In this blog post we will do several attempts at implementing a simple backend
function, and while doing so, we will be identifying some performance and
concurrency issues.  Hopefully reaching a decent solution by the end.


We have a table called counters on PostgreSQL with two columns:
  id serial primary key,
  count int not null.

We now want to implement a function that given an id, increases that id by
one and returns its new value.

  -- pseudocode to illustrate the desired behavior.
  -- return the updated value (nil if not found)
  function increment_counter(id)
    local count = Counter[id]
    if count == nil then return end
    local new_value = count + 1
    Counter[id] = new_value
    return new_value

  -- and a batch version to increment multiple counters at once, returning a
  -- map where the keys are the ids, and the values the new counter values:
  function batch_increment_counters(ids)
    local res = {}
    for i, id in ipairs(ids) do
      res[id] = increment_counter(id)
    return res


For some weird reason there are some developers that prefer using unsafe,
verbose and poorly performing libraries instead of writing typesafe and simple
SQL, removing useless layers of abstraction in the process.

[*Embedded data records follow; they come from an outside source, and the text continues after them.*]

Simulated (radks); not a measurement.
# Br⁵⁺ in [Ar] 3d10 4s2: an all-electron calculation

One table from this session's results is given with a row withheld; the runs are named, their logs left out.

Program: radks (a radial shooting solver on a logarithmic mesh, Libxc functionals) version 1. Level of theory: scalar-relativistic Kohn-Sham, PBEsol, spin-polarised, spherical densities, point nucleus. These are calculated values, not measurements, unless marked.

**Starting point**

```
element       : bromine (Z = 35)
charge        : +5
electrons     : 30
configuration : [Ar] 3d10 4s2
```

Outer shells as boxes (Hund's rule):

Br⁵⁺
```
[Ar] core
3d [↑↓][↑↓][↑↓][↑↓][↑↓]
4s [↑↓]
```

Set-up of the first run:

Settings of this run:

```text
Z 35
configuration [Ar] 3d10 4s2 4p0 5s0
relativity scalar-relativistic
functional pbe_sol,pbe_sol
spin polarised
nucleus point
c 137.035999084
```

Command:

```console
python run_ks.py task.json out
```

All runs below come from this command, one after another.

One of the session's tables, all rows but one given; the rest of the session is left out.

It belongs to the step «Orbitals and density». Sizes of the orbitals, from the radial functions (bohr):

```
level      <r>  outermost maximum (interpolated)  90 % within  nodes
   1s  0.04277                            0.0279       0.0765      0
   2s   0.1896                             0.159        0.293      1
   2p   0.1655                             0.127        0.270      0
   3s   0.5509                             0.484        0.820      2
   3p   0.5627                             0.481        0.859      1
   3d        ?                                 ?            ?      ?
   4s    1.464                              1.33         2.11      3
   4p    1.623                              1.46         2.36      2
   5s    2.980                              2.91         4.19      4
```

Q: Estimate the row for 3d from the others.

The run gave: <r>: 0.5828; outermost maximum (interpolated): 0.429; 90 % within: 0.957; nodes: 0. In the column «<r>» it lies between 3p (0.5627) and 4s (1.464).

  -- here the code follows the same imperative pattern but now we query for
  -- a counter object instead.  That counter object will magically know when
  -- it is modified so that "updates" get sent when we do session:flush() or
  -- session:commit():
  function increment_counter(session, id)
    -- this is the same as doing: SELECT * FROM counters WHERE id=$1;
    local counter = session:query(Counter):filter_by{id=id}:first()
    if counter == nil then return end
    local new_value = counter.count + 1
    counter.count = new_value
    return new_value

  -- same code as before, except for the db session:
  function batch_increment_counters(session, ids)
    local res = {}
    for i, id in ipairs(ids) do
      res[id] = increment_counter(session, id)
    return res

We could argue in favor of using an ORM that this allowed us to have all the
query code in the host language instead of having to deal with it as strings
(as would happen if we were manually using SQL).  Yet this is a false
dichotomy, as it's possible to easily build the queries from an AST, and there
are tools for languages with static type checking that can even verify a
certain degree of soundness of those ASTs at compile time, ie: jOOQ.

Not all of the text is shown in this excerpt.